Tuesday, February 15, 2011

MIT Infrastructure “Life Cycle” Study is Progress Both Left & Right Can Embrace - Part 2, Fiscal Responsibility

Photo Credit - Flickr
Perhaps moving to the center is where we all need to be politically on the environment and effective spending compatibility. Not all “green technology” is crazy, and not all “business profit” or “government expenditure” is evil.

Even if you do not believe in man caused climate change, we can all agree leaving a cleaner planet and a more fiscally responsible government for the next generation is preferable to not doing so.

Perhaps green technology can be cost effective, and government fiscal responsibility may realistically include affordable green initiatives. Honest “life cycle analysis” and “life cycle cost analysis” study considerations should be a political compromise starting point both the left and the right can embrace.

MIT’s ongoing work on measuring the life-cycle carbon emissions of materials is scheduled to be completed by August 2011. The environmental findings will then be supplemented by economic analyses in 2011 to provide the most accurate assessment of the economic and environmental impacts for buildings and pavements yet produced.

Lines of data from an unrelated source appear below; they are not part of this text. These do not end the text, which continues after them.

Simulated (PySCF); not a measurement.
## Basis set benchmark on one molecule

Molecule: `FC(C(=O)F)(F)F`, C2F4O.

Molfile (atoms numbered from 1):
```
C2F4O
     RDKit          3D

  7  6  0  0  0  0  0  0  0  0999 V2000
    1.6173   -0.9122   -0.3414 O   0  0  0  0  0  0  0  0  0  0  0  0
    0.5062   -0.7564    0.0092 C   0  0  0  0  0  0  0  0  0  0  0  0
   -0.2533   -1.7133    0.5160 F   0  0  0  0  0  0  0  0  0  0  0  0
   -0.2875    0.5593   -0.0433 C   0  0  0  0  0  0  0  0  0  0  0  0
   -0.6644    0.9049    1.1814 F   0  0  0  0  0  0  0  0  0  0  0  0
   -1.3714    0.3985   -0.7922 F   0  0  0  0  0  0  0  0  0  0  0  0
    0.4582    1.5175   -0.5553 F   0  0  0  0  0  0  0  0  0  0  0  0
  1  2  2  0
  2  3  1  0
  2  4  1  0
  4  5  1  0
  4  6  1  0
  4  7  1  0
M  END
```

CEMEX is an example of a responsible and realistic corporation. They understand the balance needed for a business in providing rightful green benefit and rightful shareholder benefit. “Our role in creating a sustainable future begins with our philosophy of corporate responsibility - to run an efficient and profitable business while caring for our employees, our communities, and the environment.”

Continuing our interview with CEMEX USA is Executive Vice President, Commercial, Frank Craddock and Vice President, Commercial Strategy & Marketing, Francisco Uzcategui to speak to fiscally focused questions around LCA and LCCA.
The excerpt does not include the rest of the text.